What is Webpack and/or JSPM/SystemJS?

tl;dr: if you know what they are, feel free to skip this section

If you’re not familiar with JSPM/SystemJS or Webpack, they are both a set of tools to allow you to modularize frontend apps, and try to be a one-stop solution build tool. What does that mean? Well, in my experience, both have acted as my dev server, minifier, uglifier, ES6-ifier, and static assets manager just to name a few.

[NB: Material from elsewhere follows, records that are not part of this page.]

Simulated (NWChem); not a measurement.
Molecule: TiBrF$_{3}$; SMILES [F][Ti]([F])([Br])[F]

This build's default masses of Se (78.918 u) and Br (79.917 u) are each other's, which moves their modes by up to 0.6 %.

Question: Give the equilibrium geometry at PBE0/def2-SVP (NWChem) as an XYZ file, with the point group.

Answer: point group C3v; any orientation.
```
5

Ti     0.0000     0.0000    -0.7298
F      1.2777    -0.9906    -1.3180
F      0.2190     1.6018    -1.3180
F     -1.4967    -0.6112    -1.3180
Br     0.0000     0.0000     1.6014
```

Webpack has a much greater following, and it has become the industry standard among frontend web apps for better or for worse. But because of this popularity there are so many plugins and loaders that already have been built for you. Essentially all you (the developer) are responsible for is filling in the blanks in the configuration file. This makes it super easy, since finding tutorials and examples on the web are so prevalent. If you are just starting out, I would suggest to take a read through this eBook, http://survivejs.com/webpack/introduction/.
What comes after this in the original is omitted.